Articles

More Bang for Your FM Budget

a facilities manager presents the economic arguments of FM software in front of a meeting room of other facilities professionals

When putting together your business case to procure facilities management software, it's important to bring the economic benefits to the forefront. The economic benefits of FM software, are those that create cost savings.

This might be doing more with fixed resources, reducing expenditure, or minimising financial risk to the business.

When starting to ideate the economic arguments for your business case, consider the end goal, or final “product” of the organisation. The economic arguments will be benefits allowing that goal to be attained while leveraging a consistent level of resource input.

Manage resources more efficiently

It’s an age-old problem, having to achieve more, with the same resources. The economic case for procuring facilities management software solves this, by creating a more efficient allocation of available resources.

Improve productivity through process

Leveraging facilities management software is far more effective than outdated, paper or excel based processes. From a business perspective, improvements in productivity are not just a nice to have, but a quantifiable benefit to the business.

The facilities have not been managing themselves up to this point, and therefore some processes must already exist. Key to creating an effective argument here is an understanding of all tasks, and the average time to complete each.

In short, how long do you spend on tasks that could be automated by use of facilities management software?

For example, say you spend 10 hours a month processing work requests via phone an email.

By leveraging facilities management software, you can significantly reduce the time spent manually processing requests. These recovered hours can then be redirected to other, potentially more valuable tasks.

In this infographic, we have calculated some of the most common cost savings we have seen with clients.

Start sweating your assets

Underemployment of resources occurs when an asset could be working to a capacity of x, but isn't. This is most likely due to unexpected breakdowns or underperformance.  

Underperformance can be caused by two main factors. A decline in productivity from those operating the asset, or alternatively, the asset not performing as well as it could. If an asset is not performing, it is likely because of an unknown maintenance issue.

Assets with a lot of different components, can generally continue to work if one of those components is performing sub-optimally. This could mean that an asset has a fault nobody knows about, because on the surface, everything seems fine.

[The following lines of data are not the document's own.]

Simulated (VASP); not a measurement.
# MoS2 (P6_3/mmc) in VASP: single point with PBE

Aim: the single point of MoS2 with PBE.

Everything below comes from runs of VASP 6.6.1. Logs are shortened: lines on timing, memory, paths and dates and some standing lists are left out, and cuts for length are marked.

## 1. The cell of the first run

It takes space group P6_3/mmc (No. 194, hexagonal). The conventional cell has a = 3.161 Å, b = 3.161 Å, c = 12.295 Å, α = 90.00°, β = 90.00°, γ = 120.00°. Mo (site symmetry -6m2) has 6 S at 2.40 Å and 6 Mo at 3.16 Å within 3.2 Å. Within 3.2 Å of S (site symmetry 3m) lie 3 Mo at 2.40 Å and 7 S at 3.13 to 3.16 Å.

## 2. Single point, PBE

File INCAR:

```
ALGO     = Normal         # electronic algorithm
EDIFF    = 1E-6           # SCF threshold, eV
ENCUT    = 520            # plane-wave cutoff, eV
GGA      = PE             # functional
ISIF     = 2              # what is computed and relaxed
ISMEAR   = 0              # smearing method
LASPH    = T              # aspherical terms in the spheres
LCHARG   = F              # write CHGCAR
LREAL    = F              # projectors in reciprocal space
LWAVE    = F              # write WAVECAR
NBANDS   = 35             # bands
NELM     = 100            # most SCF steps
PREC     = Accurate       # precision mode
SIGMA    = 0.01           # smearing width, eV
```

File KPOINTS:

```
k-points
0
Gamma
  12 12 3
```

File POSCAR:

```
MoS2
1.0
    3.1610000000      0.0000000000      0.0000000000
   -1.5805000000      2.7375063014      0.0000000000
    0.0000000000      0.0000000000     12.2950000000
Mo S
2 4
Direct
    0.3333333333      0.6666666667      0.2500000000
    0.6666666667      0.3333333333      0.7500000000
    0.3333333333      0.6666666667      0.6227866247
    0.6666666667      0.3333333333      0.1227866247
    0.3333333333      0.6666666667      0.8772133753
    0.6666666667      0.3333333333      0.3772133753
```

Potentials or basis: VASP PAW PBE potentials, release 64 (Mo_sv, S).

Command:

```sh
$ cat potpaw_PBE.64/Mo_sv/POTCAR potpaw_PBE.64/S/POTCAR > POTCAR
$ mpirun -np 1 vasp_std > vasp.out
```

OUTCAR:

The impact, if not immediately seen through a reduction in output, can become apparent when the fault affects other components, causing major breakdowns.

The first step towards minimising underutilisation, is knowing what assets you have. From there, you can start to determine what state they’re in, and whether they’re working for you.

Leveraging facilities management software enables you to maintain a comprehensive asset register. Storing this register in the cloud means assets statuses can be updated as a condition report occurs, giving rise to real time, accurate information.

The result is an up-to-date asset register, offering a clear picture of assets, and their status. By storing asset history within the platform, you can obtain a clear picture of expenditure on that asset.

Being able to easily see what assets you have, how they’re performing, and how much they cost, you’re able to start working towards maximising their utility.

Shift towards value-adding activities

From logging work orders, contacting suppliers, and communicating with facility users, there’s no shortage of administrative tasks in facilities management.

While they are important, every minute you spend doing administrative tasks, is a minute you could be spending on more meaningful work. Extrapolate this across your entire team, and you’ll find hours lost every single week.

While these hours are technically being utilised, they could be reallocated to more fulfilling, value-adding activities.

Leveraging facilities management software allows you to automate many administrative tasks.

For example, consider the impact of digitising the work order process.

When leveraging an appropriate solution, work orders can be logged directly into the platform, notifying relevant team members. Statuses are updated in the platform, so everyone knows what is happening, when.

Automated notifications can be pushed out to facility users, negating the need for follow up emails and manual status updates.

By streamlining your work order management and communications processes, you’ll recover hours back in your day. With the additional hours back in your day, liberated from administrative tasks, you can start to create real organisational change.

Those hours back in your day can help to reduce stress, and restore work-life balance.

Minimise unplanned downtime

No matter what industry you’re in, downtime of critical equipment is something best avoided.

Without leveraging facilities management software, maintenance strategy is much more reliant on a reactive maintenance model, rather than preventive.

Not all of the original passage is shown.